Version 18 of copy-on-write

Updated 2009-07-08 09:15:12 by NickHounsome

copy-on-write is a mechanism used in the C implementation of Tcl. If you're not writing an extension for Tcl in C then you really don't need to know anymore. If you are then a good place to start is with the documentation for Tcl_Obj (The name is misleading. Tcl_Value would better describe it's purpose.)

A fundamental of Tcl is that everything is a string. This has both advantages and disadvantages. One of the potential disadvantages is that this inevitably means that there are a lot of large strings and a naive implementation that copied these strings a lot would perform badly. copy-on-write is the mechanism by which the Tcl C implementation avoids unecessary copies. Each value (Tcl_Obj) has a reference count. Whenever the value is passed to a command or assigned to a variable the reference count is incremented and no copy is made. When a value is to be changed the implementation first checks the reference count. If the count is 1 then there is no other reference to the value and it can be changed in place. If the count is greater than 1 then there are other references to this value. If the value were to be changed in place then those references would also be changed. To prevent this a copy of the value is made (with new reference count of 1) and the copy is changed in place.

Misconceptions

Some people have confused copy-on-write with issues of call-by-value versus call-by-reference and/or the use of upvar. This is wrong. Tcl command arguments are always passed by value at the Tcl script level and by reference at the C implementation level. Sometimes the value might be the name of a variable but this is not the same thing as passing by reference in C (and even if it were, it would still have nothing to do with copy-on-write).

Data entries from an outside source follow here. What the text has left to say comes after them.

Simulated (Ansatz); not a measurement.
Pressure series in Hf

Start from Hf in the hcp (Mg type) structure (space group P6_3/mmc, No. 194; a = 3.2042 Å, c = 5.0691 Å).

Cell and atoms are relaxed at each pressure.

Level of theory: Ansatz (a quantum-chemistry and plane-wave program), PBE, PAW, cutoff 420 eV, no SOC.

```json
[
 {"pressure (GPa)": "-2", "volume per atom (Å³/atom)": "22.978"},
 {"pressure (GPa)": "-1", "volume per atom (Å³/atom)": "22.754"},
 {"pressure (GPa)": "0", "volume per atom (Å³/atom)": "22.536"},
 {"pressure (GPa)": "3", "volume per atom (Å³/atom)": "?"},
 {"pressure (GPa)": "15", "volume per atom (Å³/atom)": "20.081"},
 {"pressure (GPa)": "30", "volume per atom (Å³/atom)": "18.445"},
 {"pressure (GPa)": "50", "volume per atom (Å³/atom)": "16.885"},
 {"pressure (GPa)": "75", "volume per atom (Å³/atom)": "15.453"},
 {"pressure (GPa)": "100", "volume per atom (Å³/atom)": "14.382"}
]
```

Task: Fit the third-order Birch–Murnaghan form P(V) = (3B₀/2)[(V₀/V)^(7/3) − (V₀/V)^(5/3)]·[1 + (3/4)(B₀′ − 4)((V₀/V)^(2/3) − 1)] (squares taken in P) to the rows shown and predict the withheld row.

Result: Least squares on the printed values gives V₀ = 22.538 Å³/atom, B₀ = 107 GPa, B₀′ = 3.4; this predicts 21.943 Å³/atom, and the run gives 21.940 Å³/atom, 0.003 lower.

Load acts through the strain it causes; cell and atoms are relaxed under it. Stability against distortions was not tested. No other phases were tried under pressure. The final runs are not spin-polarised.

The only time that copy-on-write is visible at the script level is when an extension has been coded wrongly and copy-on-write hasn't happened when it should have.

Threads

C/C++ programmers discovering copy-on-write initially tend to see it as a guaranteed performance improvement and beginners C++ books are full of examples of string classes using it. After a while they will use their copy-on-write implementations in a multi-threaded application and then things start to go wrong. The problem is that checking the reference count and copying needs to be performed in a thread safe manner which typically requires the use of mutexes. Since the mutex must be locked for every access, not just ones that turn out to need a copy, the performance tends to actually be worse than for a straightforward implementation that always copies. Threaded Tcl avoids this problem by never sharing values between threads.


Category Glossary | Category Internals


NickHounsome - 2009-07-08 03:30:04

None of the Tcl examples here have anything to do with copy-on-write since copy-on-write only has meaning in the C API.